Two Durham men are behind bars after police say the duo unknowingly burglarized the home of a long-time cop, turned chief, who came at them armed and shooting.
If the name Blair Myhand rings a bell, it’s because he was most recently the spokesman and public face of the Apex Police Department before moving up to the chief’s job in Clayton.
Around 4 a.m. on Friday, he and his wife were like most of us, sound asleep, but then the unthinkable happened … He heard the sound of someone in his home.
“It’s certainly a traumatic experience to wake up and realize that there’s someone in your house,” Myhand said.
Myhand said it was their dog that actually got the attention of his wife, Nana, who saw the men through an open bedroom door.
“I knew that this wasn’t right, and I knew I had somebody next to me that could handle the situation,” she said. “I knew that it was on.”
She quietly woke up her husband who saw the men and had one thought.
“I am not going to allow my wife to be harmed.”
So, Myhand quickly went for his gun.
“One guy was out the door by the time I turned the corner,” he explained. “The second guy was there and I fired a round at him and he ran out the back door, he fell, and so I thought that I had hit him with the round but he jumped up and took off.”
The bullet had just missed the man, piercing the back of a deck chair and lodging itself into a retaining wall.
Apex Police soon caught 24-year old Jerome Richmond and 21-year old Abdul-Hakeem Muhammad.
They were arrested on charges of first-degree burglary. They were also charged with breaking or entering a motor vehicle and misdemeanor larceny, in relation to other recent crimes.
Police also arrested 23-year-old Raquicia Laquandra Reams. She is charged with the same crimes, but police believe she was driving the getaway car.
It’s not clear which one Myhand shot at.
“I don’t know how I missed him,” he said. “I don’t know why I missed him. I guess it’s good that I did.”
But Myhand made one critical mistake that he hopes others will learn from.

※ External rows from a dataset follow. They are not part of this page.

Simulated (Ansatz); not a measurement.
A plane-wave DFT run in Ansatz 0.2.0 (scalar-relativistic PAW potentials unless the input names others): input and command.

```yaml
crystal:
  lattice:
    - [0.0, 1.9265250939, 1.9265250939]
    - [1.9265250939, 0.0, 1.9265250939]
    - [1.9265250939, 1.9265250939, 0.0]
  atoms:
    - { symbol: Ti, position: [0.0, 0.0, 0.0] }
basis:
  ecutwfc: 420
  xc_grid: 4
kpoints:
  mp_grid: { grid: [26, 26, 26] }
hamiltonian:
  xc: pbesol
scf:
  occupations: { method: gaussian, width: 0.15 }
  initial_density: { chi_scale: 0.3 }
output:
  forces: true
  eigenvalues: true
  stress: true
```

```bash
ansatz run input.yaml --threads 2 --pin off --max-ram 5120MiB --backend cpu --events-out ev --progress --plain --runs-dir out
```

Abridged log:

“I did exactly what I tell everybody not to do and I left my back door unlocked because we got complacent because nothing ever happens here,” he said. “And I would say that the lesson learned from this is that it’s unfortunate that we have to lock our doors at night but had we locked our back door this crime never would have happened to us … It does lend a new perspective as to what being a victim of a crime means to people especially one as serious as this.”